Consider witness protection
A shareholder who filed a complaint against Yahoo's board has been denied a request for a seal, which protects a complainant's identity if it meets certain standards for confidentiality.
"Defendants have not satisfied their burden to show good cause for the continued filing of the portions of the complaint under seal," wrote Judge William Chandler of the Delaware chancery court, which denied the request. View a copy of Chandler's ruling (PDF).
The dispute revolves primarily around how Yahoo management managed — or rather, failed to manage — Microsoft's takeover offer, which stretched for months and ultimately resulted in Yahoo refusing the bid under grounds it was too low. (Despite swaggering from Microsoft, it did raise its offer in the end.)
The plaintiffs argue that co-founder David Filo and CEO Jerry Yang failed to meet their responsibility to shareholders by "erecting barriers to the deal through new compensation plans that would essentially make it more advantageous for employees to leave the company in the event of a hostile takeover," reports Barron's. It also suggests Yang thwarted the Microsoft deal because of personal sentiments.

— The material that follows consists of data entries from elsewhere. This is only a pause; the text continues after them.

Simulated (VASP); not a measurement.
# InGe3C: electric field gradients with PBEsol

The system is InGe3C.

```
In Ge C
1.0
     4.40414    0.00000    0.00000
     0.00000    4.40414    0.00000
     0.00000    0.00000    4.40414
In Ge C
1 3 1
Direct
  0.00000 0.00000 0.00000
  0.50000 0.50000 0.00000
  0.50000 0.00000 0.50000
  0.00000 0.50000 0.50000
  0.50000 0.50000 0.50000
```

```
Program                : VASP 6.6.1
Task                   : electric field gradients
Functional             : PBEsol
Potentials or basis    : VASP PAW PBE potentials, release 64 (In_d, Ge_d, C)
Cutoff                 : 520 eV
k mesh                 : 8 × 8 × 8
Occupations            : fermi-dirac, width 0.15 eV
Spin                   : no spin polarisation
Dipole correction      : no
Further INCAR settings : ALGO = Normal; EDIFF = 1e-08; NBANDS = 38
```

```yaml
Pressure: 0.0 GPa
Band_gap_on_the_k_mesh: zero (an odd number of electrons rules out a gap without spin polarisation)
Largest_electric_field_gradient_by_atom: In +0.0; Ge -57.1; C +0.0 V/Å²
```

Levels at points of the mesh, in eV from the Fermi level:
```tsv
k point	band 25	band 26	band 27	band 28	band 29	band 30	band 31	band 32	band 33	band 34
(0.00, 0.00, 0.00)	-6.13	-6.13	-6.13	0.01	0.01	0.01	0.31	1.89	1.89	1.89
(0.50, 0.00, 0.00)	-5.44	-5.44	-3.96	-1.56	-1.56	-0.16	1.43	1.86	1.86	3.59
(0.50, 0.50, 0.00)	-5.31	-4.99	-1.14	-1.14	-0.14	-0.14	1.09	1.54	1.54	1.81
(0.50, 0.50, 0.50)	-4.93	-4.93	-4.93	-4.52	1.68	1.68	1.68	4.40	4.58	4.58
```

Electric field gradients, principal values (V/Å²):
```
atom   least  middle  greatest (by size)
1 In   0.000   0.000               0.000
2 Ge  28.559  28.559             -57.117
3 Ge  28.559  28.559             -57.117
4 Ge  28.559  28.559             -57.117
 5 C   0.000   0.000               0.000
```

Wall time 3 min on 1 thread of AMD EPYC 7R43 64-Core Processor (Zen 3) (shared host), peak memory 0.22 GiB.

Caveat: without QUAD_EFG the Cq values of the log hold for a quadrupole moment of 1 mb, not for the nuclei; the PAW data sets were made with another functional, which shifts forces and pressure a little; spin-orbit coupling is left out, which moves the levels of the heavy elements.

Lastly, the complaint revealed that in January 2007, Microsoft offered to buy Yahoo for $40 per share. The proposal was declined by former Yahoo CEO Terry Semel, who suggested a "commercial partnership arrangement" instead.
In its most recent refusal to Microsoft, Yahoo said it would not take a bid lower than $37 per share.
View a copy of the complaint (PDF), which includes excerpts of emails between Yahoo's managing team and Compensia, a compensation consulting firm it worked with.